But Marcos stressed that one does not need to become a soldier to show love for the country.
“You don’t need to fight a war to show you love and serve the country. There are other ways of national service,” she said.
Her father, late strongman Ferdinand Marcos Sr., was commissioned as apprentice officer in the Philippine Constabulary Reserve after having been an ROTC battalion commander.
Marcos filed Senate Bill 413 to push for a “Citizen Service Program” from grade school to college. She said her proposal “still accommodates President Duterte’s call for military service for the youth but allows college students the choice of training instead in community service, disaster preparedness and environmental protection to develop a sense of ‘bayanihan.’”

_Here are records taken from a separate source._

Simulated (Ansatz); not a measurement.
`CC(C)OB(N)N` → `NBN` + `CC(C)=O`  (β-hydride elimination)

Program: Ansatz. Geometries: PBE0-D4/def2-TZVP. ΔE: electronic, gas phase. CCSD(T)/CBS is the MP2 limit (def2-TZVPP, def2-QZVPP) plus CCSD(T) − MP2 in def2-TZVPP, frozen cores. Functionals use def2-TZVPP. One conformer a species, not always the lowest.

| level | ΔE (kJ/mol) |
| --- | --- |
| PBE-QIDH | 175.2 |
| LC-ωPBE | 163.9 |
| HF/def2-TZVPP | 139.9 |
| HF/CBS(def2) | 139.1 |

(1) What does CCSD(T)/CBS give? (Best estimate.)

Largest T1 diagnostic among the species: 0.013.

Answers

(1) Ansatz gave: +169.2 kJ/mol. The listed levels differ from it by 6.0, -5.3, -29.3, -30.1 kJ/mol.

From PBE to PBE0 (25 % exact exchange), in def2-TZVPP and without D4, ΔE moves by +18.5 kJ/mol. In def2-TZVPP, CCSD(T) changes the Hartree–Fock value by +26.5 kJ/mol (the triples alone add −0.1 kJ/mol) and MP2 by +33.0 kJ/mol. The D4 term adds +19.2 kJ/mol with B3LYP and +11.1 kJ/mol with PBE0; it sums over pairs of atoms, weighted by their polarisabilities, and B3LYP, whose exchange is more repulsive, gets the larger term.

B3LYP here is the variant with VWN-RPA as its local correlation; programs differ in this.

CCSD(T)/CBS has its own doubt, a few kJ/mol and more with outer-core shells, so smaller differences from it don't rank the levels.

The ROTC was made optional in 2001 after the National Service Training Program was signed, which allows college students to choose between ROTC, Literacy Training Program and Civic Welfare Training Service as part of their required NSTP.
CWTS refers to activities contributory to the general welfare of the members of the community, especially those devoted to improving health, education, environment, entrepreneurship, safety and recreation of the citizenry. LTS, meanwhile, refers to a program component design to train students to teach literacy and numeracy skills.
The death of Mark Chua, a University of Santo Tomas student and cadet, led to the abolition of the ROTC program. Chua was murdered after exposing irregularities in the ROTC unit of the university.
In the 17th Congress, the House of Representatives passed its version of the proposed measure. The bill reviving the mandatory ROTC, however, failed to make it in the Senate.